# COMBO Kreher and Stinson Combinatorial Routines

COMBO is a FORTRAN77 library which includes routines for ranking, unranking, enumerating and randomly selecting balanced sequences, cycles, graphs, Gray codes, subsets, partitions, permutations, restricted growth functions, Pruefer codes and trees.

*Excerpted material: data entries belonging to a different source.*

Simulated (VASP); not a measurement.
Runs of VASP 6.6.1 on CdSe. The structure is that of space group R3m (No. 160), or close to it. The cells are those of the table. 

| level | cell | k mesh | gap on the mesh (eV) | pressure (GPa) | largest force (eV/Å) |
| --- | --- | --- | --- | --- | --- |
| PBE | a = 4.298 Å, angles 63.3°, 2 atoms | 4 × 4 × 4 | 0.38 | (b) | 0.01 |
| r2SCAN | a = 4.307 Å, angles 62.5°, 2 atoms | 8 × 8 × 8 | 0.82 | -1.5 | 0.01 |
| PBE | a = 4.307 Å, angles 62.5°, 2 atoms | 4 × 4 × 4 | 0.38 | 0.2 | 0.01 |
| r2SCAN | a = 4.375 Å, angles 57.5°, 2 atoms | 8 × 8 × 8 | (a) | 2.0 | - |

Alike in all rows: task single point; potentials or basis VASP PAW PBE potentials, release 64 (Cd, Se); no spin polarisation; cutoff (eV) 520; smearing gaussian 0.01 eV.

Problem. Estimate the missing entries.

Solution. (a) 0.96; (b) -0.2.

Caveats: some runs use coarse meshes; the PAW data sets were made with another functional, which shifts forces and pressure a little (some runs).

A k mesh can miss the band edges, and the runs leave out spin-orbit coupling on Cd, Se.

Routines are available to count, list, rank and unrank such objects

• BAL, balanced sequences;
• CYCLE, permutations of the first N integers in cycle form;
• GRAPH, graphs stored as a list of edges.
• GRAY, Gray codes;
• KNAPSACK, optimally filling a knapsack of given size using a set of smaller objects;
• KSUBSET, subsets of size exactly K from a set of N objects;
• NPART, partitions of an integer having exactly N parts;
• PART, partitions of an integer;
• PERM, permutations of the first N integers in standard form;
• PRUEFER, Pruefer codes;
• RGF, restricted growth functions;
• SETPART, partitions of a set;
• SUBSET, subsets of a set of N objects;
• TABLEAU, tableaus;
• TREE, trees;

Some of these sets of objects can be ordered in several different ways, and in some cases, a separate set of ranking, unranking, and successor routines are available for the various orderings (lexical, colexical, revolving door, Trotter-Johnson).

Kreher and Stinson provide C source-code for the routines, as well as other information, at their web site.

### Languages:

COMBO is available in a C version and a C++ version and a FORTRAN77 version and a FORTRAN90 version and a MATLAB version and a Python version.

### Related Data and Programs:

CHANGE_MAKING, a FORTRAN77 library which considers the change making problem, in which a given sum is to be formed using coins of various denominations.

COMBINATION_LOCK, a FORTRAN77 program which simulates the process of determining the secret combination of a lock.

FLOYD, a FORTRAN77 library which implements Floyd's algorithm for finding the shortest distance between pairs of nodes on a directed graph.

KNAPSACK, a FORTRAN77 library which solves a variety of knapsack problems.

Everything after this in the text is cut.